July 25, 2008

Seven Senators Call for US Interests Section in Iran

Seven senators have taken a pro-active approach to recent talk about opening up an interest section in Iran. On Thursday, Sens. John Kerry (D-Mass.), Carl Levin (D-Mich.), Patrick Leahy (D-Vt.), Russ Feingold (D-Wisc.), Dick Durbin (D-Ill.), Dianne Feinstein (D-Calif.), and Patty Murray (D-Wash.) sent a letter to the President to offer congressional support for a limited diplomatic presence in the country.  The following is  the press release from Senator Murray’s  office.
“We know that a hands-off approach has isolated us and strengthened Iran,” said Sen. Kerry. “The Administration’s decision to reverse course and join direct talks with Tehran is the right one, however late. While the United States has remained on the sidelines and outsourced our diplomacy to Europe, Iran used that time to continue to master the nuclear fuel cycle and get closer to a nuclear weapons capability. Even if direct dialogue fails to reach an agreement, we will be armed with new leverage that strengthens our hand with Europe, Russia, and China to impose tougher sanctions and begin to reverse this dynamic.”
“I am pleased that the administration seems to be more open to engaging with the people of Iran,” said Sen. Feingold. “This sends a more positive message about our objectives and should enhance our ability to understand the political dynamics in Tehran, something that is sorely missing today. If Iranians are able to interact with Americans on a more regular and consistent basis they will be less likely to believe the negative rhetoric promoted by their government.”

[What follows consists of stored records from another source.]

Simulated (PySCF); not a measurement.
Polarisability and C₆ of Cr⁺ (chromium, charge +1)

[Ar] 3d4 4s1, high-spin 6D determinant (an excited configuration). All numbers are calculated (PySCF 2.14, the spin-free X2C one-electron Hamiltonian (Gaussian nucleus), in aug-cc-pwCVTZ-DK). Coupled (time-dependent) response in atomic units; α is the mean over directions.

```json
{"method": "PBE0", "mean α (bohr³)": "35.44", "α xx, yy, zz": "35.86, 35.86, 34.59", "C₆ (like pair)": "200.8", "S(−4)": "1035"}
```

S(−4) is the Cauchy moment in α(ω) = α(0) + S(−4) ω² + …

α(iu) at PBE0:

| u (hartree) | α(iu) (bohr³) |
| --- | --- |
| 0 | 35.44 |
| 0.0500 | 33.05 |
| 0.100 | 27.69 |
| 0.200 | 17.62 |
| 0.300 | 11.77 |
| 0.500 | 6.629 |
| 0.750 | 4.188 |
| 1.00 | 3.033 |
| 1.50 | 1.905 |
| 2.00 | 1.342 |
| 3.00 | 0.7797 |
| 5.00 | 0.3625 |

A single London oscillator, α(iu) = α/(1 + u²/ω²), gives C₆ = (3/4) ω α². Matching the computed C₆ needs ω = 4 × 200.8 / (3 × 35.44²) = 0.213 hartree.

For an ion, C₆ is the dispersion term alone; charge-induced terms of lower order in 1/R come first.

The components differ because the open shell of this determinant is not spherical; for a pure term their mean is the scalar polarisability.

“American strength, in part, resonates from our openness and visibility overseas,” said Sen. Durbin. “A robust international presence helps facilitate understanding between peoples and provides our diplomats with a far greater understanding of complex international situations. While we continue to work with our allies to put a halt to Iran’s nuclear weapons program, we should also reach out directly to the Iranian people and expand America’s diplomatic presence in this vital region of the world.”
“Opening an Interests Section would give the United States a formal diplomatic presence in Iran, and would be a positive step for two countries that have not had a diplomatic relationship for 30 years now,” said Sen. Feinstein. “I strongly support a robust diplomatic effort with Iran, and opening an Interests Section would be a step in the right direction. It would increase direct contacts between the American and Iranian people, assist Iranians wishing to travel to the United States, and improve our understanding or Iranian society. I strongly support this move.”
“An interests section in Iran would provide the base for diplomatic efforts with the Iranian public that has been missing for nearly 30 years,” said Sen. Murray. “It would facilitate travel, encourage an exchange of ideas, and allow us to communicate our common values with the people, despite our many differences with their government. It would also help us to better understand a country whose fate is so intertwined with our own national security. I urge the President to move forward with laying this important diplomatic groundwork because the stakes are simply too high not to.”
Full text of the letter is follows:
July 24, 2008
President George W. Bush
The White House
1600 Pennsylvania Avenue, NW
Washington, DC 20500
Dear Mr. President:
We are encouraged by recent revelations that your Administration is actively reviewing the possibility of opening an interests section in Iran, and write to express our support for this limited but strategically significant U.S. diplomatic presence. By establishing direct contact with the people of Iran, facilitating their travel to America, and increasing our understanding of Iran’s complicated domestic politics, this initiative will advance our national interests.
Along with your welcome decision to send Under Secretary of State William Burns to Geneva to join in talks with Iran over its nuclear program, this will send a positive message to the Iranian people and the international community about our intentions and enhance our ability to apply greater pressure on the Iranian government.
As you know, Iranians are among the most pro-American people in the Greater Middle East. Many hold the United States in high regard as a country that cherishes the values of freedom, tolerance, and human dignity. Despite our strong differences with their government over its nuclear ambitions, support for international terrorism, and hateful rhetoric towards Israel, Secretary of State Condoleezza Rice recently said that “[w]e are determined to find ways to reach out to the Iranian people.” Opening an interests section in Iran, as we have done in other countries such as Cuba, is a highly-visible way of accomplishing this important objective.
The United States has not had any diplomatic presence in Iran since the hostage crisis in 1979. As a result, Iranians who are interested in traveling to the United States must go to Dubai to obtain U.S. visas, impeding familial, cultural, and scientific exchanges that over time can begin to transform Iran. The more frequently that ordinary Iranians have an opportunity to interact with Americans, the more likely they are to ignore their government’s propaganda demonizing our country.
At the same time, a limited diplomatic presence in Iran would improve our understanding of the competing political factions that influence Tehran’s decision-making. As Under Secretary Burns recently acknowledged, our knowledge of Iran’s political and policy-making processes is currently rather limited. Iran already operates an active interests section in Washington, DC, ostensibly for these types of reasons, so our own diplomats are at a relative information disadvantage.
While we recognize that this initiative alone will not resolve our profound disagreements with Iran’s leaders, we believe it is a step in the right direction with the Iranian people. If it comes to pass, we look forward to working with your Administration to provide any necessary congressional support.
Thank you for your consideration. We look forward to your reply.